The case of Hadlock v. Benjamin Drainage District, 89 Utah 94, 53 P.2d 1156, 106 A.L.R. 876, is cited by counsel as apparently in accord with the claimed majority rule. Several bases for the holding in that case are advanced by the court in the two of the four written opinions in the case which constitute the majority holding. In that case, the mortgagee received a quitclaim deed from the mortgagor and brought a tax deed to the property from the county within the time allowed under the existing statutes for redemption. Another lienholder, the Drainage District, was named defendant in a quiet title action, and this court held that the transaction between the mortgagee and the county was in fact a payment of taxes rather than a sale, which would cut off the rights of the Drainage District. Justice Elias Hansen stressed the fact that under Laws of Utah 1921, chap. 140, p. 384 (R.S. Utah 1933, 80-10-68) the county had the power, if not the duty, to permit a redemption from any sale where the property had been sold to the county, indicated that the county commissioners were without power to deliver a deed free of Drainage District taxes, and construed the deed as limited to a release of the county's interest on redemption. That provision of the code was eliminated by Laws of Utah 1949, chap. 82 (U.C.A. 1953, 59-10-64) and there is no question here but that the purchase by Mrs. Crofts took place after the time for redemption from the county had run as against Mr. Johnson and his mortgagee. Therefore, if the holding of the Hadlock case can be said to rest entirely upon this ground, it does not influence the reasoning in this case at all. Another basis of the reasoning is that the mortgagee was the grantee of the mortgagor and hence must take subject to the latter's disabilities to assert a deed which would eliminate the rights of his creditors. Such, likewise, is not the case before us. Considerable emphasis was laid upon the fact that the adverse party to the quiet title suit was a lienholder affected with a public interest; in the present case, we need not determine title as between two lienholders, nor is any public corporation here involved. The sole question before us now is whether a mortgagee can acquire a title superior to his mortgagor by buying the property at tax sale.

The reason why an owner of land, or anyone — tenant, agent, or mortgagee — having a contractual or quasi-contractual duty to pay the taxes, cannot assert that he has received a new title from the sovereign free from the land's former encumbrances is because of the principle of estoppel. The title which one so positioned receives from the county is the same as the one which the purchaser receives, but the courts will not permit the assertion of the new title as against one to whom he owed a duty of protection by the payment of taxes. Thus, an owner indebted to a mortgagee cannot permit the destruction of the security which he has pledged by failing to pay his taxes and then buying a new title from the county.
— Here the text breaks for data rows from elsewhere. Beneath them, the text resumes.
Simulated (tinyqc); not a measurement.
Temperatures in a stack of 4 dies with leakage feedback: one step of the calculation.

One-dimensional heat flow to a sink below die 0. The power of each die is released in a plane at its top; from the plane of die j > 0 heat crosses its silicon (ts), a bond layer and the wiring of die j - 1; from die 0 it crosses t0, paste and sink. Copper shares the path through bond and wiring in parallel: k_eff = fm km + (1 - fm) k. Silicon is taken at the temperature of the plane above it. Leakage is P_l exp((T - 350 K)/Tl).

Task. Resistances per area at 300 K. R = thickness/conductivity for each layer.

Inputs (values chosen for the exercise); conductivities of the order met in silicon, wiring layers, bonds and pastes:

In the present case the mortgagee made no promises, express or implied, to pay the taxes upon the property. The mortgagor was not misled as to the relationship between the two; he had no right to rely upon the mortgagee's securing his property to him by paying taxes which he allowed to become delinquent, and the record indicates that he did not so rely, and, in fact, neglected to pay either taxes or mortgage payments and did not assert any interest in the property until the complaint in the present action was served upon him. The relation between a mortgagee and mortgagor is not fiduciary. De Martin v. Phelan, 115 Cal. 538, 47 P. 356, 56 Am. St. Rep. 115. Mr. Mackelprang had neither possession nor right of possession at the time the 1947 taxes became due. Neither he nor his daughter, Mrs. Crofts, can be held liable as having any title in the land, as our statute provides that a mortgagee has only a lien upon the property. Nothing appears in the record to convince us that there was any unfair dealing upon the part of the mortgagee to which equity might attach an estoppel.

Although the authorities are split upon the question, 140 A.L.R. 294 annotation, those allowing the mortgagee to purchase the tax title as a stranger to the property, where nothing appears which should impose upon him a duty or raise an estoppel in favor of the person contesting his title, seem to the writer the better reasoned.

The judgment should, in my opinion, be reversed.

WORTHEN, J., concurs in the views expressed in the dissenting opinion of McDONOUGH, C.J.

NOTES

[1] See Annotation 140 A.L.R. 295 et seq.; Jones on Mortgages, 8th Ed., Secs. 882, 883, Vol. 2; Thompson on Real Property, Sec. 2919, Vol. 5.

[2] 22 Ill. App. 628.

[3] See IV American Law of Property, Sec. 16.106J for pro and con discussion of mortgagee's right to purchase tax title and assert it against mortgagor.

[4] See Hadlock v. Benjamin Drainage District, 89 Utah 94, 53 P.2d 1156, 106 A.L.R. 876; Free v. Farnsworth, 105 Utah 583, 144 P.2d 532; 51 Am.Jur. Taxation, Sec. 1054.

[5] See Annotation 140 A.L.R. 294 et seq.

[6] Utah State Building & Loan Ass'n v. Perkins, 53 Utah 474, 487, 173 P. 950; Citizens Sav. Bank v. Guaranty Loan Co., 62 R.I. 448, 6 A.2d 688, 123 A.L.R. 1248.